Rosanne Robertson: Slipping. Suspended.

by Sara Jaspan 

Standing, charcoal, oil pastel and clay dust on paper, 2018

Standing, charcoal, oil pastel and clay dust on paper, 2018

“I see it as a political act, actually – getting in touch with my own body,” she tells me over Skype. As with all things, I can only approach artist Rosanne Robertson’s recent output from my own position: that of a 28-year-old cis woman with a body. A body which, like any woman, I have and always will have a difficult relationship with.

After several years of making improvisational sound-based performance, Robertson has increasingly begun to move away from the intensity of the live space; returning to drawing as a way of slowing things down and physically stepping outside of her work. Yet she remains very much within it.

Her recent exhibition at PAPER, Slipping. Suspended., filled the small space with body. With large, visceral, unapologetic sections of torso isolated against a psychologically-charged charcoal-black background; shown alongside several more intimate oil and graphite pieces from which the abstract suggestion of fragmented human form emerges. The first set are based on photographs of herself performing for the camera and found images of other women; the second set were made using a free, automatic method of mark-making. 

Suspended Bodies #3, oil pastel & graphite on paper, 2017

Suspended Bodies #3, oil pastel & graphite on paper, 2017

An act of self-care, Robertson describes the process of creating these works as learning to understand her own physicality again. “They come from my own experiences of marginalisation: of being a gay woman, of being young and understanding who you are and then coming up against rigid heteronormative ways and structures that tell you you should be otherwise. It’s a sort of fracturing experience. There’s a violence still related to how you exist within and navigate the world as a queer person.”

These drawings are not about bodies, but about the complex, messy, fluctuating experience of inhabiting one. The inextricable, if often down-played relationship between the psyche and the soma. “Something we almost can’t speak about,” Robertson adds.

The amorphous connection is most apparent in the ‘pinned’ pieces, where strings, nerves and wires hold the image in a suspended, fragile state; evoking the impression of overriding flux. The same occurs in her sculptures, which look only just tied together; the joins and precarious methods of construction exposed. Rather than weakness, however, a generous sense of openness is what comes across.

“Hopefully they offer a different sort of power” she asserts; “not being scared to share something more honest about yourself.” Coupled with this, they simultaneously encapsulate another subtle kind of resistance: “I see the smaller parts as opposing the idea of one totalitarian object or dominant structure; subverting the tactics of an egotistical, capitalist system.” Confounding the male gaze, perhaps.

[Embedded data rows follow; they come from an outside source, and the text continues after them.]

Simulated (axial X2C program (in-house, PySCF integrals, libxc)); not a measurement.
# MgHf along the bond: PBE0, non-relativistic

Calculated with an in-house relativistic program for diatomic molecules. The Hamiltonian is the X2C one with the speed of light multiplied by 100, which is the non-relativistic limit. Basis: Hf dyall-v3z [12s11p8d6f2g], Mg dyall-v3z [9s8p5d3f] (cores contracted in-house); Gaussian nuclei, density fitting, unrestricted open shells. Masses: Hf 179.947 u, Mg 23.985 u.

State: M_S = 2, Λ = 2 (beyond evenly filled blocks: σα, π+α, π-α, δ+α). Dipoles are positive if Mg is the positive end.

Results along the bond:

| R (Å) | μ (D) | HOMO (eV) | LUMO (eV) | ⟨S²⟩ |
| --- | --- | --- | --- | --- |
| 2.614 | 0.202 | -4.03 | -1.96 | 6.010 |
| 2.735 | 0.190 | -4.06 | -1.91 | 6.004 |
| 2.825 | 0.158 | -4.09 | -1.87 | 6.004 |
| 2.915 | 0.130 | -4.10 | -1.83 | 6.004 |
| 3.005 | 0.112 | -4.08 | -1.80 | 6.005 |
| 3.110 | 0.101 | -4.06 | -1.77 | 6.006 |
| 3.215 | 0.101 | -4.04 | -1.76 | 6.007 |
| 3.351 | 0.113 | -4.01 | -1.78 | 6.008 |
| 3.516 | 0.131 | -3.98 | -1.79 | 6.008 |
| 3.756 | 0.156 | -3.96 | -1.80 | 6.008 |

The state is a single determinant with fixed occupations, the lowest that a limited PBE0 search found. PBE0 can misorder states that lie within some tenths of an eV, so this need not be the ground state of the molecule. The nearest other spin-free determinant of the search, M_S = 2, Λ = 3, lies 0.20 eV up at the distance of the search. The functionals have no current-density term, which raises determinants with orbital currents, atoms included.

Suspended Form with stocking, ink and graphite on paper, 2018

Suspended Form with stocking, ink and graphite on paper, 2018

Though the abstracted drawings are rooted in her own embodied experience, it occurs to Robertson that they were also made after Queer Art Show 5: Revoke (2017) – the last of a series of exhibitions staged at The Penthouse (a dyke/queer contemporary art project in Manchester run by Robertson and her partner and artist/curator Debbie Sharp). She describes how much it meant to a lot of the artists included in the exhibition: “just to be able to present what they wanted and not have to explain or be censored. People felt very free and open.” Speaking of the forms that later emerged through her automatic process, she continues: “I started to see them as queer bodies – unknown bodies of varying gender and sexuality. I’ve never made in response to an exhibition or environment like that before, but I think it was the connection that I felt with other queer artists that I put into the work.”

When I ask her about this ‘unconscious’ way of drawing, she links it back to her earlier performances. “They come together really fast and if I hadn’t been improvising with sound, if I hadn’t connected with how I improvise, how free I can be in my own actions, then I don’t think I’d have got here.”

Being comfortable in ‘the moment’, as she describes it, has a political dimension for Robertson, as well as a creative one. She tells me: “In a patriarchal society, I think people are taught to distrust their own instincts, because if you trust that much in your own self or actions then people could bring down whatever championed system we live in.” For her, the moment is a space where you can exist without influence; where you can make a decision and begin to shift things. Despite being full of uncertainties and unknowns, she concludes: “Alternative movements are always in this more precarious place; it’s an exciting place to be.”

Though we discussed the complexities of mind/body experience for all people, Robertson stresses: “It’s very important to me that I’m handling female and gender queer form. It’s about reclaiming space that has been objectified and commodified.” She was pleased at the preview of Slipping. Suspended. to find that the work resonated with others there. For me, at least, the abstract drawings in particular give voice to an aspect of experience that is hard to put into words.